IF Comp 2018: Animalia

animaliaAnimalia is a game in which you play four forest creatures who are trying to cover up the ritual sacrifice of a small child by piloting a replica of that small child. You get to choose which animals control the head, arms, torso and legs; some of them are more inept than others, but the sum effect is always a big mess. It is a very silly game, and genuinely funny.

Wacky is a difficult thing to pull off. Surprise is a big element of comedy, and particularly so in wacky comedy – if a particular approach to wackiness becomes familiar and predictable, it has nothing going for it at all. And Animalia is doing a slight spin on a very well-trodden schtick. It’s part of a vast family of jokes – There’s Something Wrong About This Dude, And We’ve Got To Hide That. Octodad, QWOP. Every Weekend at Bernie’s corpse gag, every three-small-children-in-a-big-trenchcoat bit, every thing where aliens attempt to pass as human. There are two jokes in this scenario: the impostor being bad at imposting, and how their marks manage to buy it anyway. (In this case, because kids are weird and Charlie was a weird kid in the first place).
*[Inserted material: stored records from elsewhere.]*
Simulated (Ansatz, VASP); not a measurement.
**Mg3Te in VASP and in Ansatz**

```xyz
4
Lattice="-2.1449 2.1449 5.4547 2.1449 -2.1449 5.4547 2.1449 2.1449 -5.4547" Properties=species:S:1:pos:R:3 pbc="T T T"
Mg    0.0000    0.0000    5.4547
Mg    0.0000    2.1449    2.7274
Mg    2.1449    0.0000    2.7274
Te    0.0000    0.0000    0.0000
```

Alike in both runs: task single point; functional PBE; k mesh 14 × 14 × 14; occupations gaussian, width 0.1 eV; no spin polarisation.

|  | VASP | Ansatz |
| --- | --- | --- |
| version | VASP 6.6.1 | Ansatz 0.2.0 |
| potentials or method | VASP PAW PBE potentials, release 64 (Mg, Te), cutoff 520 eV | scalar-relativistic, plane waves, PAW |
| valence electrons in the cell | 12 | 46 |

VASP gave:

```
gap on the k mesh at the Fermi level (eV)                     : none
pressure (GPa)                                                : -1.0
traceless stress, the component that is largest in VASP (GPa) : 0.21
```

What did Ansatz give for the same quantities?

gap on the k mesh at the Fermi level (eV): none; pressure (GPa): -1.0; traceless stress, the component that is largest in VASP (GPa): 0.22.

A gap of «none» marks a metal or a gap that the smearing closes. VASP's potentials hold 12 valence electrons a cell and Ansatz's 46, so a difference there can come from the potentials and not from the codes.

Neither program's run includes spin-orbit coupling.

But it doesn’t feel like a tired retread of something we’ve seen a million times. It manages to pull off quite a lot of physical slapstick despite being all-text; it does just as well with the squad’s disastrous social efforts and internal conflicts. I don’t have a lot of useful analysis about how it manages this, except for the rather unilluminating explanation of Good Writing. There’s not a lot of space in wacky comedy between ‘painfully tedious’ and ‘really good’ – either the joke lands or you die – but Animalia lands it.

For a very branch-and-bottleneckish game, it doesn’t try incredibly hard for narrative consistency. The worldbuilding doesn’t make a lot of sense and makes less sense in some playthroughs. I got the distinct sense that some results happened, not because of the causal effects of the choices my PCs made, but because the scenes I had seen made later scenes narratively possible. This gives it a feel not unlike the improv quality of a tabletop storygame; the story has to go forwards somehow, and it doesn’t matter if its foundations wobble a bit. (Now that I think of it, this is probably the most Fiasco-like piece of IF I’ve played.) It’s an approach I’d like to see more of – I’m not wild about the assumption that game narratives have to be built around the protagonist’s agency as expressed through player actions.

This combination – a branch-and-bottleneck structure, but a sense of open, freewheeling, almost improvisational possibility space – only works because there’s a lot of content. There are lots of small details that change depending on your group selection; there are entire scenes which pop up as a delayed reaction to a stupid off-the-cuff response that you’d forgotten about; there’s a puzzly scene which requires getting all your ducks in a row. The main ending seems to mainly depend on which two animals spoke to one another in an interlude which, at the time, seems like a character bit that’s not crucial to the plot.

A select-your-team mechanic is instantly appealing (more getting-the-team-together sequences in games, please) and it has immediately-visible consequences in terms of the options available to you. It also means that there’s a broad range of characterisation, and character interactions, on offer – and, again, the writing does really well here at giving characters life within quite a small space. Comedy is perforce populated with jerks and fools, and invites us to laugh at their suffering, so it’s very easy to rely on two-dimensional punching-bags. Animalia gives almost every character some depth; even if none of them are extraordinarily complex, they’re people who have cares and quirks and more going on than absolutely required by their narrative function. This gives the whole piece a feeling of warmth that I wouldn’t necessarily expect from a wacky slapstick comedy with lots of murder.

It’s got really nice polish. The font and colour choices are all great. Text is delivered in chunks that are well-calculated for pacing. It has tools designed to make it easier to replay and get different outcomes – a thing I’d like to see a lot more of. It feels very squared-away.

It’s difficult to derive much of a unifying theme out of Animalia. If there is one, it’s that it assumes the two sides of a conflict – despite mutual suspicion and incomprehension – to be pretty similar: both humans and animals are shown being bloodthirsty, cruel, short-sighted, kind, incompetent, petty, full of wonder and love for things. There’s no explicit ‘maybe we’re not so different after all’ moral that I ran into, but the sense of it begins to come through after a few sessions. Even so, it feels more like a side-effect of its general approach to comedy than a Thing it’s Trying to Say.

I keep feeling that the only scores I want to give out this comp are 8, 5 and 3. I’ll have to do something about that, later. For now, this is an 8.